For the last twenty years, the business world has been living under the illusion that by moving our data and logic to the “cloud,” we were becoming more agile and more secure. Businesses embraced a model in which they rented their infrastructure and their software, ultimately handing their business processes and data to a handful of proprietary “black box” vendors.

The cracks in this model have become impossible to ignore. Organizations are waking up to a phenomenon we call the sovereignty gap: the growing distance between a company’s reliance on its technology and its control over it.

The end of the black box era

In the early days of infrastructure and software as a service, the trade-offs made sense. Corporations traded autonomy for ease of use: they didn’t want to manage servers; they wanted to manage their business. However, as software has “eaten the world,” the stakes have changed. The data living in your spreadsheets and databases is the “logic” of your company: your software and data are your competitive advantage.

When that logic lives inside a proprietary system, you don’t truly own it. You are a tenant. If the landlord raises the rent, changes the locks, or decides to stop maintaining the building, you are stuck. This is a strategic liability.

Businesses and governments are waking up. Canadians are growing concerned about US firms owning their data. Europeans have been challenging US companies in court for over a decade, from privacy violations to abuses of dominant position. The next decade will be defined by a return to digital autonomy, led by organizations that realize that if they don’t own their logical infrastructure, they don’t own their future.

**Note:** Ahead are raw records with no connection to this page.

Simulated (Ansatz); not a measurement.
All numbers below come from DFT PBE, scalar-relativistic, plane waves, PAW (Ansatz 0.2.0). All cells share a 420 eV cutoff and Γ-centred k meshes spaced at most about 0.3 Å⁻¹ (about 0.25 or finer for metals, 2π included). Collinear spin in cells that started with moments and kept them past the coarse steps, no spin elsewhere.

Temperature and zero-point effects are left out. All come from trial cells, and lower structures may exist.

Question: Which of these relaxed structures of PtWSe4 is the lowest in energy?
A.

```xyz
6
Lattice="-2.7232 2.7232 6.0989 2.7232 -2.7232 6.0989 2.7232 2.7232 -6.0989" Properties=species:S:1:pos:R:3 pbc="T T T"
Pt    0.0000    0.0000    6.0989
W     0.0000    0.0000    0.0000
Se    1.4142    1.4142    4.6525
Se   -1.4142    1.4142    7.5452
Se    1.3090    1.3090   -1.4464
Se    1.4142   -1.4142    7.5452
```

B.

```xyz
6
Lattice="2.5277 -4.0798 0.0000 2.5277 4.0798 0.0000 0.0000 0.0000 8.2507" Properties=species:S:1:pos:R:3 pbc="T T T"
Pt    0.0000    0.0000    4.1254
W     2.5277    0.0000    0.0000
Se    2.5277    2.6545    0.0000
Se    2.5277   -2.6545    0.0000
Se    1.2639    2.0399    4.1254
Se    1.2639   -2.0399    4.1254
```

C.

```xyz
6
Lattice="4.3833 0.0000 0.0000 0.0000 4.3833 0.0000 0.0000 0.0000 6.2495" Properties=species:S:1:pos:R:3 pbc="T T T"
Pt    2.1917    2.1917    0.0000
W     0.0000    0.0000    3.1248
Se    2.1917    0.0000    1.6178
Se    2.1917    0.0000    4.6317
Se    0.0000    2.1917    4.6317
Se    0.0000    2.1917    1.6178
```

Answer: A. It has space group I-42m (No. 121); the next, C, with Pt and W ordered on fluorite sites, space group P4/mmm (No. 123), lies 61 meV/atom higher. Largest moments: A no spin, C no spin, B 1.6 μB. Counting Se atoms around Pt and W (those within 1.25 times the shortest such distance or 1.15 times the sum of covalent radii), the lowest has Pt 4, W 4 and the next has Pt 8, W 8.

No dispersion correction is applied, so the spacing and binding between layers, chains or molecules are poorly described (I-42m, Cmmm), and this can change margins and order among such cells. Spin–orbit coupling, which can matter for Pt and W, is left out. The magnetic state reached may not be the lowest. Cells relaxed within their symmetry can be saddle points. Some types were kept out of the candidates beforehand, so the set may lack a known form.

Europe as the vanguard of digital autonomy

This shift in perception is very visible in Europe. Europe has already made data ownership a matter of law and culture. Unfortunately, the cloud-based incumbents are, in many categories, the better software. On-prem and open source options are catching up, but there’s a lag that requires real investment. 

Through initiatives like the push for a “Sovereign Cloud,” European enterprises have recognized that true sovereignty requires that the data and the software that operates on it must be under European control.

European leaders understand that you cannot have a competitive, innovative economy if your most vital business logic is locked inside a foreign black box that you can neither audit nor exit. At Grist Labs, our special relationship with the European market is a direct reaction to this need. 

The three pillars of true sovereignty

To bridge the sovereignty gap, we must redefine what a sovereign data stack looks like. At Grist, we believe it rests on three non-negotiable pillars:

  1. Logic portability. Data without the logic that defines it, like the formulas, the relationships, the workflows, is just a heap of raw material. True sovereignty means you can take your entire application (the data plus the brain) and move it anywhere. If you cannot export your logic as easily as your rows, you are locked in.
  2. Infrastructure independence. Sovereignty requires the “host-it-anywhere” principle. A sovereign tool must be capable of running on a private cloud, a local European provider, or even an air-gapped on-premise server. 
  3. Open source integrity. This is the most critical pillar. You cannot have sovereignty without transparency. Open source software is the only model that allows for true auditability. It ensures that the software you rely on cannot be “turned off” by a corporate board or a sudden acquisition. Because Grist is open source, our users have a guarantee that their tools will exist as long as they need them to.

Why no-code apps are the unsung hero of the sovereignty link

For years, organizations have been experiencing a quality gap: the leading CRM, ERP, LMS, office packages, and other applications are offered as black-box SaaS. On the other side, they have limited options if they wish to run those applications on-prem.

This trap is where sovereignty goes to die. When managers need a solution, they either spin up a “shadow IT” spreadsheet that lacks security or they sign up for a proprietary SaaS tool that kills sovereignty.

No-code tools like Grist can deactivate the trap. By combining the power of a relational database with the ease of use of a spreadsheet, these tools empower the “sovereign builder,” the employee who understands the business logic and can build a tool to manage it, without ever losing control of the underlying data structure.

The invitation to lead

The era of the black box infrastructure is closing. The “convenience” of proprietary SaaS is no longer worth the risk of strategic paralysis. The most successful organizations will be those that reclaim their digital autonomy.

At Grist Labs, we are doubling down on this future. With our new leadership team and our increased focus on Europe, we are committed to building the infrastructure for the sovereign builder. We are moving toward a world where your software respects your logic, your infrastructure, and your privacy.

The spreadsheet was the first great data tool. Grist is the next step in that evolution. It is time to move from being tenants of our data and productivity software to being its owners.